Tuesday, September 17, 2013

Shin Megami Tensei: Nocturne, or 9 years of hype.

After getting Persona 3: FES as a secret santa gift many years ago, I've been a huge fan of the SMT series. However, I had always heard about Nocturne. Legendary for being incredibly difficult game, but great game. I've talked to a number of people about the game since it's come out, but it took me until recently to finally play through the game. Does it live up to the hype? Does it live up to the more recent games in the series?

First, an introduction to the game, and somewhat the Shin Megami Tensei series: It's post-apocalyptic Pokemon smashed together with mythos from around the world. Instead of capturing cute, cuddly beasts, you talk, bribe, and intimidate demons, angels, monsters, and figures from myth into fighting for you, and when you're done with them, you fuse them together to make even stronger beasts. To be fair to Atlus, the SMT series has been doing this much longer than Pokemon has.

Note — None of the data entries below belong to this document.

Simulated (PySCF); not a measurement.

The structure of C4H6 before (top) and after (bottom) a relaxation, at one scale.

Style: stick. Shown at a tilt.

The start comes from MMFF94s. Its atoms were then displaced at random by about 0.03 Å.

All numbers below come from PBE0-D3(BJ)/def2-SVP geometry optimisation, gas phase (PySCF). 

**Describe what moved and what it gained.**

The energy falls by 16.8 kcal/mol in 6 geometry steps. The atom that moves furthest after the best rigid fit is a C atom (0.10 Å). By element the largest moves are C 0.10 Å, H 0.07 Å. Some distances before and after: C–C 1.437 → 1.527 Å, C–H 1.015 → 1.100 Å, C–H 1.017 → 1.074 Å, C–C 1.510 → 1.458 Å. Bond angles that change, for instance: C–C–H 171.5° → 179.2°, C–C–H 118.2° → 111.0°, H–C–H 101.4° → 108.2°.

I feel like most of the hype for the game's difficulty actually comes down to traditional JRPG conditioning. Status effects, buffs, and debuffs tend to be worthless when the player use them, either because the fight will be over quicker without them or because bosses are immune. In Nocturne, status effects aren't just effective when used by the player, they basically make every single boss roll over. Maybe half a dozen bosses in the game use spells to take off the buffs or debuffs that the player casts, and access to some of the strongest debuff spells comes very early in the game. Maybe if I hadn't played other Shin Megami Tensei games, I wouldn't have latched on to every buff and debuff spell I could find and spammed them at the start of every fight? But other games make the spells harder to access or bosses tend to get rid of them more frequently. I kept waiting for the boss that would smack me down for defeating it with stat buffs/debuffs, but it never came - including the final bosses of the game and the optional boss. Every single boss fight came down to my main characters spamming the strongest physical attack he had, in the end. Where a physical damage dealing MC is, unfortunately, the only optimal build. Other builds work, but they don't work as well, which is a bit silly.

That isn't to say there aren't difficulty spikes, but I feel like it comes down to sucker punches. A lot of early bosses, you'll have to go into twice (or look the boss up, to be honest) because that way you know what the boss is weak to and what element / ailment the boss uses - but once you know that, the boss is easy. And then there are the things that are impossible to completely prepare for. Large groups of foes ambushing you and killing your full HP Main Character (and the Main Character dying is a game over, no chance to revive him) before you can act, instant death spells before you can become immune to them, and a certain boss that can give himself infinite turns at will come to mind as things that frustrated me when I lost progress for things that were basically entirely out of my control. This isn't something that other JRPGs don't have... but it seems to pop up a bit more in SMT games.

This isn't to say the game is entirely a pushover or bullshit - the dungeons of the game are still very well designed. The SMT series started off as a first person dungeon crawl, which is a genre that survives on the dungeons being interesting. Nocturne's dungeons are a bit of a breath of fresh air, compared to most JRPGs. They tend to be more about how long your party can survive between healing, which makes normal encounters more impactful than usual. The mazes, puzzles, pitfalls, teleportation points, damaging floors, and other traps make dungeon trips feel more like the meat of the game, rather than what's stopping you from advancing in the plot.

And yet, despite all my complaints about the game, I actually really enjoyed the game. Nocturne's story is somewhat thin, in a conventional sense, but it makes up for it in presentation. The game takes place in post-apocalytpic Tokyo and Atlus manages to capture the feel of being alone in a wasteland, being in a world that's hostile to your very existence pretty well. There are very few conventional NPCs - most of the idle dialogue is provided by ghosts or demons. Not even towns, or the ruins of, are safe from random encounters or even boss battles, in a couple situations.

Atlus also eschews the normal good vs evil conflict and instead has the player choose who they wish to align themselves with, if they want to align with anyone at all. There's 6 endings, which correspond to the various beliefs as to how the world should be, as championed by the few remaining humans left. Most of the important NPCs you interact with end up dead or disillusioned or both - depending on the path you take, maybe even by your hands.

So, the atmosphere and the aesthetic really save the game for me, though I probably would have finished the game even if I didn't end up enjoying it, thanks to the hype.

Finally, my total hours tally on the game, according to my save, is 140 hours. Add maybe 10 hours for game overs and things I had to redo, subtract maybe 30-40 for the game sitting idle (I'm bad about that). Safe to say, the game is a looong game. That's doing all the optional content, though.

Now what the hell do I do with my life free time?